The primary reason for reimplementing the MTCNN model is that many repos that call themselves "mtcnn_pytorch" do not use PyTorch throught the process. They repeatedly convert model output tensors into numpy and PIL images, which can cause unnecessary performance issues as data is moved between CPU and GPU constantly. Moreover, many modules like NMS are handcrafted and do not make full use of existing libraires like torchvision that make better use of GPUs. These issues haunted me when I tried to find a fast and easy2use version of MTCNN in my latest paper.
Therefore, I rewrote MTCNN in PyTorch completely, with all operations done on GPU and make better use of PyTorch and torchvision. Hope it helps. Plz star the repo if it ever helped you. Thx a lot! (As a CS UG, stars can mean a lot in my resume... BTW, if you are interested in privacy protection against unauthorized face recognition systems, check my latest paper and its code)
This repo offers faster speed compared with another often-used implementation of mtcnn_pytorch using the same environment and machine (Intel Xeon w5-3415 CPU, 1 NVIDIA RTX 5880 Ada GPU (48 GB memory), and 128 GB RAM).
The detection is rather satisfying. (The weight and relevant hyperparameters are copied from https://github.com/TropComplique/mtcnn-pytorch.)
This repo is more intended to be used as a module, which is why it has minimal requirements and should work with most of the torch, torchvision, numpy, and tqdm versions. But it can run on its own anyway.

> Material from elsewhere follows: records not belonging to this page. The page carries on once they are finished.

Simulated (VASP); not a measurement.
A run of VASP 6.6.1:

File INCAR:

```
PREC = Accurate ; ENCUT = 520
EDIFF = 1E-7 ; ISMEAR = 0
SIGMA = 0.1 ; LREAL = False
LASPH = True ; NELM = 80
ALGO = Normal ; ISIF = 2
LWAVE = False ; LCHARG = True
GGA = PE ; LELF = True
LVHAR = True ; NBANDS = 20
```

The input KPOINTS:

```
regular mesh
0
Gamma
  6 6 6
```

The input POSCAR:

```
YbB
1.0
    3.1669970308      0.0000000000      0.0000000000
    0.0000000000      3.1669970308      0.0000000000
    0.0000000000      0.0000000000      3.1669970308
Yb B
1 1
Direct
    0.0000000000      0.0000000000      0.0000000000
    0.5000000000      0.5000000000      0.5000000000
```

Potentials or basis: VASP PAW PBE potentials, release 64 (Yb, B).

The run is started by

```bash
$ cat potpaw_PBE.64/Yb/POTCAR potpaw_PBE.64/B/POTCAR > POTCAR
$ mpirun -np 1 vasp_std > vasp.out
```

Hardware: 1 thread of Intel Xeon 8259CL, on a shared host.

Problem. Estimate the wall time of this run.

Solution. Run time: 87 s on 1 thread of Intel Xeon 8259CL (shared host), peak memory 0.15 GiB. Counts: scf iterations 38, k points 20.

- Clone the repo with the following command:
$ git clone https://github.com/Michael-wzl/mtcnn_pytorch
- Install the dependencies:
Change
requirements.txt
depending on whether you have CUDA devices.
$ pip install -r requirements.txt
- Run the demo:
$ python demo.py
- Integrate the module into your own code:
import torch
from mtcnn import MTCNN
device = torch.device("cuda:0")
detector = MTCNN(device=device)
img = torch.randn(1, 3, 640, 640).to(device)
boxes, probs = detector(img) # boxes, probs = detector.detect(img)
Refer to demo.py
for more complete example usages.
Currently, we are still feeding the images into the model one by one, without making full use of batch calculation. The primary obstacle is dealing with zero-detection images within a batch. This can be a point of improvement. Also, many operations are still not optimal, like the _square
and _calibrate
function. Moreover, we still have misdetections, so the hyperparameters like nms_thresh
may have to be further tuned. Lastly, if I find that many people are interested in the repo, I will take the trouble to turn it into a library that can be installed through pip
and conda
and make sure it has undergone more comprehensive testings.